The National Park Service is going to be fine.
You may have read that the U.S. Forest Service and National Park Service are auctioning off naming rights to 100 million acres of public land.
“Outrage!” “Heresy!” “Loud noises!”
But before you protest, look at history:
The United States National Parks Service has preserved American treasures since it was founded in 1916, by President Woodrow Wilson. It includes more than 411 areas covering around 84 million acres in every state, the District of Columbia, American Samoa, Guam, Puerto Rico and the Virgin Islands. In 2015, some 300 million visitors rolled through Park-protected land and monuments.
And while some 221,000 volunteers help operate them (versus 22,000 wage-earning employees), that kind of acreage doesn’t come cheap.
For most of its history, the Service has relied on donations from private citizens to pay for improvements and upkeep. But now they’re beginning to make aggressive appeals to corporations for funding — they call them “Philanthropic Partnerships.”
Why? Because of huge fiscal struggles. The agency’s budget has been cut by $190 million compared to four years ago, and its maintenance backlog is now at $11 billion and growing. They recently signed a $2.5 million marketing deal with Anheuser-Busch (“America!”) to help draw millennials to visit the sites.
And while the NPS won’t recognize donors with direct advertising, they will feature logos. I.e., there won’t be a Budweiser Visitor Center any time soon, but a visitor center funded by them might have logos on prominent display.
Most, like The Washington Post, are not happy. “You could use Old Faithful to pitch Viagra,” Jeff Ruch told them. He is the executive director of Public Employees for Environmental Responsibility, a watchdog group that’s trying to rally the park community to fight the plan.
But as the article points out, this practice is nothing new.

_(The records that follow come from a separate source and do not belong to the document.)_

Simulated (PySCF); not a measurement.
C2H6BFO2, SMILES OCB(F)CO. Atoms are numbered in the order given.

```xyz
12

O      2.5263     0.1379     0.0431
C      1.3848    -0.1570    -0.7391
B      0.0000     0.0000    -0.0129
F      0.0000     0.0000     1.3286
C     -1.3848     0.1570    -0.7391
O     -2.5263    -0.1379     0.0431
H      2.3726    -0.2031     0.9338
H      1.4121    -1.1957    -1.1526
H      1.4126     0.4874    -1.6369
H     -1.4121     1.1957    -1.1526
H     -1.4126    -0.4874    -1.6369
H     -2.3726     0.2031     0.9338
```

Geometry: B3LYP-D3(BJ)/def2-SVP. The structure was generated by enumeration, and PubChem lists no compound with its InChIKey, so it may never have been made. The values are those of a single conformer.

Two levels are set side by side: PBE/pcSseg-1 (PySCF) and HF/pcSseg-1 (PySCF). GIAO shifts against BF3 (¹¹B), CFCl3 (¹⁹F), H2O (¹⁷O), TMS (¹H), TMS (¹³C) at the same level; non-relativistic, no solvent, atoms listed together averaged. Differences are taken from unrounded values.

Yellowstone National Park, has teamed up with corporations like Toyota and ConocoPhillips to pay for crucial needs in the past. And the primary photographer of Yosemite — a certain Ansel Adams — actually appeared in a Datsun car ad in 1968 filmed at the park. Datsun funded a campaign that planted a tree for each time that someone test drove a car. The test drive also entitled you to an Ansel Adams poster. In the 1940s, the same photographer licensed his color images to Standard Oil (now Exxon). The company used it to anchor an advertising campaign called “See the West” and gave away thousands of postcards to lure in vacationers to America’s parks.
The famous, sweeping black-and-white images by which most Americans know Yosemite? Ads.
So put away the pitchforks.
The National Parks need money. Corporations need good press. As long as strong standards are maintained, it should mean a big financial victory for our most precious commodity.